After reading the Social Life of Information I was curious about the co-authors Paul Duguid and John Seely Brown so I searched for them online and found an interview with Paul Duguid. The interview done by Ubiquity under Communications of ACM talks about everything from his background too his motivations for writing the book.  I tried to pull out the pieces that I thought were most relevant and interesting to the content of the book itself.

UBIQUITY: Let's go from the idea of stock pricing to the idea of making things free. You talk in your book about the shibboleth that "information wants to be free." Say something about that.

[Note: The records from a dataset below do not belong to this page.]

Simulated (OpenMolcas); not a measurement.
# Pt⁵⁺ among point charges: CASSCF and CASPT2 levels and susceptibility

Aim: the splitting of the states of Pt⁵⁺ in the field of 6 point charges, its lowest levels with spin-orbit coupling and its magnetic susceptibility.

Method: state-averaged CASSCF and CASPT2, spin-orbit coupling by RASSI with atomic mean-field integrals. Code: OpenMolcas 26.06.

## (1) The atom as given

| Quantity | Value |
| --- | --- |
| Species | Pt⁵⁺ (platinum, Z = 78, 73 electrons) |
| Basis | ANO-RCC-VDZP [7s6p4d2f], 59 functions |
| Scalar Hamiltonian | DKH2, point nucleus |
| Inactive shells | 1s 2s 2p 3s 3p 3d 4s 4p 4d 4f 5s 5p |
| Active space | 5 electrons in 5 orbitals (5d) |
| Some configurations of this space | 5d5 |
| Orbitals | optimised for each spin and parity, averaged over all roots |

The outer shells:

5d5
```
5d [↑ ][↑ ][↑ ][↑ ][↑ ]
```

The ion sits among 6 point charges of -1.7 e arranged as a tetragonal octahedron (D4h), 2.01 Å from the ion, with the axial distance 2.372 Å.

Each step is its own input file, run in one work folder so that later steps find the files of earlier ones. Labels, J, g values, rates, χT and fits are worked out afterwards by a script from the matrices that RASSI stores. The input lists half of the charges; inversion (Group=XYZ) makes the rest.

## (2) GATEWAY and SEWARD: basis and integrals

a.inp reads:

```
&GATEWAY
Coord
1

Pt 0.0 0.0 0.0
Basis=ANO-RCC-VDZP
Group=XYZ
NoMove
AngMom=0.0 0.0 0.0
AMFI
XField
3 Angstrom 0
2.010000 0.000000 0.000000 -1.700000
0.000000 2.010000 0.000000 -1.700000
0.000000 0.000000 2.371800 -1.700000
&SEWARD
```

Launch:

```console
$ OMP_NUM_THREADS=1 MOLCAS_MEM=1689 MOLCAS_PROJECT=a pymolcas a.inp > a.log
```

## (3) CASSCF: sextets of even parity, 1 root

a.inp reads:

DUGUID: Well, I'll say several things. First, the idea of information being the sort of thing that either is imprisoned or, indeed, can be freed, is an attractive but ultimately false over-simplification. Second, I think a lot of comments like that -- along with the John Perry Barlow declaration of the "independence of cyberspace" -- were made in the euphoric early days of the Web.  Those days are gone. The declaration of independence of cyberspace paradoxically marked not the beginning, but really the end of a phase of utopia in cyberspace. For better and for worse, the market has moved onto the Internet, and has changed things drastically.

UBIQUITY: Are you worried about the increasing dominance of very large companies such as AOL and Time Warner?

DUGUID: Indeed I am.  I'm a big fan of Larry Lessig's book Code and Other Laws of Cyberspace, because he is very good at getting at some of the tensions that are emerging as the Web becomes market-dominated.  It's very hard to see what we will be paying for and what we won't.  Instead of becoming free, a good deal of once-free information is in fact being privatized. A friend out here who recently wrote a book on the history of San Francisco said to me, "Only five years later I don't think I could do that research" because so many of the sources he's used are no longer in the public sector, but have moved into the private sector. I think that's a worry for everybody.

UBIQUITY: Can you elaborate on that concern?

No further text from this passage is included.